How do you pronounce Samhain?

Samhain is a Gaelic word pronounced “SAH-win”. It is an Autumnal pagan festival of Celtic origins. My own roots are Scottish and Irish (with some Danish and Spanish mixed in there) –  so when the cool days creep in and I notice myself drawing closer to the fire and lighting candles in dark corners of my home… I know it is time to welcome in the harvest and usher in the dark half of the year.

The Celts believed that at the time of Samhain, more so than any other time of the year, the ghosts of the dead were able to mingle with the living – it is a time when the space between this world and the world of our ancestors is particularly porous – some say the veil between worlds is thin. It is a rich time to honour those who have come before us, who are no longer walking with us and is an opportunity to get more accustomed with being in the dark.

I realize this can sound a bit dreary, but one of my favourite things about the darker half of the year is the opportunity to slow down, to snuggle under warm blankets with hot drinks and loved traditions. It is a contrast to the fullness and activity of summer, which is why I sometimes struggle a but with less light, a little less warmth and less happening around me. If I can only remember to surrender myself to this slowness and let the fullness of summer drop from my limbs to settle at my feet, I can begin to allow the nourishment and gifts from the summer season penetrate into my roots more slowly over the winter months – this is where I feel like true alchemy (transmutation) takes place. (Transmutation: to change or alter in form – as opposed to Transformation that implies just a change in form or appearance) This is the lesson the Maple tree is teaching me.

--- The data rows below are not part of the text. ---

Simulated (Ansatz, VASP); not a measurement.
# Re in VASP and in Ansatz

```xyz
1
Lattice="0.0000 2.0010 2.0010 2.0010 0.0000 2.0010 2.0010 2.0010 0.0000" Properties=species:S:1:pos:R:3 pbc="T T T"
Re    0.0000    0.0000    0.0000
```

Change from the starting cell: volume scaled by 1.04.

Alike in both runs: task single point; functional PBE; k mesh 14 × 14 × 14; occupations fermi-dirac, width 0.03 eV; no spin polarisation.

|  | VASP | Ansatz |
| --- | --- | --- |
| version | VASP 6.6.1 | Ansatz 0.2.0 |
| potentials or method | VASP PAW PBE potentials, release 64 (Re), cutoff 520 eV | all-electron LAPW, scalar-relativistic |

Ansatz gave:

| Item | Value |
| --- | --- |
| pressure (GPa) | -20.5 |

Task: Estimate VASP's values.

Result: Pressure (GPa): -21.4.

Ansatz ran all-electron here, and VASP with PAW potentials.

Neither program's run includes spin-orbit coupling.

This slowed time is also an invitation to reflect and connect inwardly. I begin to remember those people who are no longer in my life but who still hold space in my heart. I find myself putting out plates of food in the garden, just in case my great, great grandfather comes by for a visit. As I mix recipes of the harvest season in bowls that my mother used, I feel her hands as my hands – squishing together butter, dates, oats between fingers. I feel touched by my ancestors and guides. I can feel them standing behind me as a long line of survivors – I am so overwhelmed with gratitude and I also feel a thread of sadness.

I am learning to hold both of these threads together in a beautiful dance with paradox that continues to show up in this business of living.

In honour of this time, I light a candle in the darkness, I offer some smoke to the spirits, I pour some whisky for the Goddess and I rest in the slowness.